The middle class did great in the 1920s, says Amity Shlaes. Yeah, right. Until about October 1929 that is (hint: that's when the stock market crashed and the Great Depression began). Who is Amity Shlaes? She's the writer that UC-Davis historian Eric Rauchway, in an article in Dissent, tagged a "New Deal Denialist" as he took apart her "analysis" of the New Deal. Just one example among many: Rauchway noted that Shlaes used an older, out-of-date measure of the unemployment rate, one that just happens to count people who worked for New Deal programs like the W.P.A. as unemployed (!), thus adding an extra 5 percent on top of the real unemployment rate. Rauchway's article is a superb resource for anyone looking to counter New Deal deniers like Shlaes with actual, you know, facts.
But back to Ms. Shlaes most recent piece, titled, "The Myth of Gatsby's Suffering Middle Class." The novel, she argues, presents a false picture of the 1920s by arguing that the wealthiest Americans achieved great increases in their wealth only at significant cost to the middle class. This is inaccurate, Shlaes argues, as is much of the "economic history" presented in Gatsby. She begins by pointing out the supposed historical inaccuracies regarding the stock market presented by Nick Carraway, the narrator of the novel. Funny, I never thought of Carraway as an important source for economic history, but that's ok, let's see where Shlaes goes with this:
"Nick Carraway informs us that the stock market is hitting extraordinary levels. But in the early 1920s stocks did not roar ahead like Gatsby's car. In the summer of 1922, around the time when the heroine Daisy visits Gatsby in West Egg, the Dow Jones industrial average actually stood lower than it had in the summer of 1919."
Wow. She's got a point there, right? But wait a minute. The Roaring Twenties didn't actually begin on Jan. 1, 1920. As Shlaes knows well, there was a very real recession which bottomed out in 1921 and was caused largely by a post-World War I inflationary spike in prices.
So, in her assault on (not a) Professor Nick Carraway, Shlaes picked a time when the stock market was high -- i.e., right before a recession, to make a misleading argument that ignores the larger picture of the stock market in the Roaring Twenties. The reality is that the Dow went up six-fold -- that's 600 percent -- over eight years from its low in 1921 to its high point in October 1929.

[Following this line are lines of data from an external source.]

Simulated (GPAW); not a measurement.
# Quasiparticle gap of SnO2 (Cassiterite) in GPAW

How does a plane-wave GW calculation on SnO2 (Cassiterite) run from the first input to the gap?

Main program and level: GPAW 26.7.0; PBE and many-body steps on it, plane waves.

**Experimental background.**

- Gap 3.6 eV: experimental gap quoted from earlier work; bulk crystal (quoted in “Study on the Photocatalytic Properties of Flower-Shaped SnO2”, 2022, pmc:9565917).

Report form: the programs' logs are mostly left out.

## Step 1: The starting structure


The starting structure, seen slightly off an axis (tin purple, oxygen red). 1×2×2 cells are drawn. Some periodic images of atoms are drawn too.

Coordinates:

So yes, Ms. Shlaes, even by the summer of 1922, the market was already off to the races, having gone up significantly from where it stood one year earlier. Given that this is the only economic "fact" in Gatsby that Shlaes challenges, you'd think she'd have been able to do better (and Daisy isn't the "heroine" either, by the way). But Shlaes used the data with a very specific purpose in mind, to get readers drawn to an article with a box-office smash in the title thinking that, hey, maybe everything I've learned about the 1920s is wrong, and that this person has got the truth.
But Shlaes' real debate isn't with Nick Carraway, it's with Paul Krugman and, well, most of the economics discipline over whether laissez-faire economics or Keynesian economics is the better approach to achieving long-lasting, sustainable economic growth, and in particular which is the better approach to take after a significant economic crash of the kind experienced in 1929 or 2008.
Shlaes, after the first bit about Gatsby, then cites a litany of statistics about how middle-class and working-class life improved during the 1920s. By this point, after hoodwinking readers about Gatsby and the stock market, and bolstering her credibility as someone concerned about those in the middle -- and, by highlighting the decline in lynchings and in Klan activity as prosperity continued into the late twenties, maybe even her credibility among the Americans of color that conservatives are desperate to reach -- she delivers the point she's been priming her readers to accept, lock, stock, and barrel.
The larger argument is about conservative economic policy. Shlaes approvingly cites the idea that "if the rich prospered, the rest might do better than before." Classic trickle-down economics. The thing is, it's bunk. Economic inequality isn't a problem just because of the growing gap between the rich and the rest by itself, but because massive inequality is the sign of an unhealthy economy, one on the brink of collapse.
Inequality reached a new high on the eve of the Great Depression before falling and remaining relatively constant until the early 1980s, when Ronald Reagan moved our economic policies hard to the right. Inequality then grew again, rapidly, peaking just before the most recent crash, the Great Recession of 2008, one that, like the Great Depression, followed a sustained period of Republican control of the White House and both houses of Congress. Do we learn nothing from history? Apparently, that's what Amity Shlaes thinks.
But back to the 1920s. Shlaes asserted that all the wonderful improvements in middle-class life she cited in her article happened because of tax cuts and other policies that allowed the rich to get richer, because of which "good ideas found the capital needed to finance them." In conclusion, Shlaes modestly suggested "it might be useful to take some of the policies of the 1920s as models for today."
Yeah, maybe we should. Conservative, laissez-faire, "pro-business" Republicans held the White House from 1921 to 1933 (and held both houses of Congress from 1921 to 1931). Having ten years to fully implement their vision, these Republicans did great for middle-class Americans, right? Again, only if we pretend that history ended in October 1929.
The above graph of Gross Domestic Product in the U.S. shows that by the time the Republican reign was finally over in 1933, and FDR began ushering in the New Deal, all of the gains brought about by -- in Shlaes' words -- "the policies of the 1920s" were gone, drowned like the Great Gatsby in the pool of the Great Depression (sorry, couldn't resist). In fact, our GDP by the time FDR took office was, wait for it, just about right back down to where it was in the summer of 1922, the summer when Daisy visited Gatsby over in West Egg.
What was that, Ms. Shlaes, about economic myths and the 1920s?